The libertarian adventures of the Abbé Desfontaines, aka Dom Bougre (‘boulgre’ is French for ‘bugger’), the Porter of the Paris Charterhouse, recounted in the Histoire de Dom Bougre, Portier des Chartreux, became the best-selling erotic novel of the eighteenth century.
In France it was published under a variety of titles – Histoire de Dom B… (1741), Histoire de Gouberdom (1772), Le portier des Chartreux (1784), Mémoires de Saturnin (1787), and Histoire de Saturnin (1908). Translations into English appeared under a similar variety of titles, including The History of Don B (1743), The Life and Adventures of Silas Shovewell (1801), and The History of Father Saturnin, Porter of the Charterhouse at Paris (1827). Set in a landscape of religious lust, the novel advances the idea of a close link between happiness and the free expression of sexuality, characterised by the liveliness and false naivety of the very readable text. Sex with and between clergy, monks and nuns is the order of the day, and the more that clergy and doctors rail against masturbation the more it is celebrated as an easy way of achieving pleasure.

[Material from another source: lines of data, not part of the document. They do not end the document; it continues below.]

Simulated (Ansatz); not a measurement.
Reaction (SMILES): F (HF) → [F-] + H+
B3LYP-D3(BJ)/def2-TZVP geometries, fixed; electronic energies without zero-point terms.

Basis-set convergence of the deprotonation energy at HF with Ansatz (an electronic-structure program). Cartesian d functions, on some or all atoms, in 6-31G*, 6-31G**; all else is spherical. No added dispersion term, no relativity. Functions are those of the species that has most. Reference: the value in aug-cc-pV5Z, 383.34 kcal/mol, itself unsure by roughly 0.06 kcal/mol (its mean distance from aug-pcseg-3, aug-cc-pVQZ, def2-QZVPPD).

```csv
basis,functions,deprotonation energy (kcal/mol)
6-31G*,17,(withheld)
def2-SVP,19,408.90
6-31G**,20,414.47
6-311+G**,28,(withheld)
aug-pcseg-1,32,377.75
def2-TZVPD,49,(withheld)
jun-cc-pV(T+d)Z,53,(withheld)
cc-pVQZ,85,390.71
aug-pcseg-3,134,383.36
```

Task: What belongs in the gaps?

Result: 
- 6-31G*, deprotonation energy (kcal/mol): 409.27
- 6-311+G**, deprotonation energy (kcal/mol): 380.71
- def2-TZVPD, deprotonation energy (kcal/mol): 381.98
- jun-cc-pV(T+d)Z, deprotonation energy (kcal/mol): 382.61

The authorship of this erotic classic is attributed to Jean-Charles Gervaise de Latouche (1715–82), who as well as being a writer was also a lawyer at the Parlement de Paris. As well as Dom Bougre, he is also thought to be the author of Mémoires de Mademoiselle de Bonneval (1738) and Lyndamine, ou l’optimisme des pays chauds (1778).
The Borel-illustrated version of Latouche’s novel was published under the title Mémoires de Saturnin, and published in two volumes ‘in London’ (though probably in Paris), in an attempt to avoid French censorship.